Regression to the Mean
The statistical phenomenon where extreme measurements tend to be followed by measurements closer to the average — not because of any intervention, but due to natural variability.
Regression to the mean is the silent killer of experimentation programs. It explains why a page that performed terribly last week might improve this week without any changes — and why claiming credit for that improvement is statistically dishonest.
Why This Destroys A/B Test Credibility
Teams often launch experiments on pages that are "underperforming." But if you select a page because it had a bad week, natural variability means next week will likely be better regardless. If you launch an A/B test at that moment, the control will naturally improve, and your variant needs to beat an artificially low baseline that's already recovering.

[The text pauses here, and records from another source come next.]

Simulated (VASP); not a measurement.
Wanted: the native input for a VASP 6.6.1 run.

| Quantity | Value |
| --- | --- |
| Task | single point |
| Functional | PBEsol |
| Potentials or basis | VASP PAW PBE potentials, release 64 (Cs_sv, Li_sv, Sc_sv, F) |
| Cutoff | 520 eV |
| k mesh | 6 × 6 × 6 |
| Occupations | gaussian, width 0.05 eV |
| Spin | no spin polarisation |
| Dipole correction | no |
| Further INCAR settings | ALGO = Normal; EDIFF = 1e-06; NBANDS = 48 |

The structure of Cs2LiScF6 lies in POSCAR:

The Pre-Test Observation Period
The fix is simple: establish a stable baseline before testing. Observe the page's performance for 2-4 weeks before launching an experiment. If performance was unusually low when you started observing, wait for it to stabilize. Your test should compare against normal performance, not anomalous performance.
Common Misattribution
I've seen teams celebrate "lifts" that were entirely explained by regression to the mean. The pattern: something breaks, metrics drop, team scrambles to fix it, metrics recover, team claims the fix worked. In many cases, the metrics would have recovered even without the fix. This is why holdout groups and proper experimental design matter.
Practical Application
Never launch an A/B test in response to a sudden performance drop. Wait for the baseline to stabilize. And always be suspicious of dramatic lifts on tests launched immediately after poor performance — they may be regression to the mean, not real treatment effects.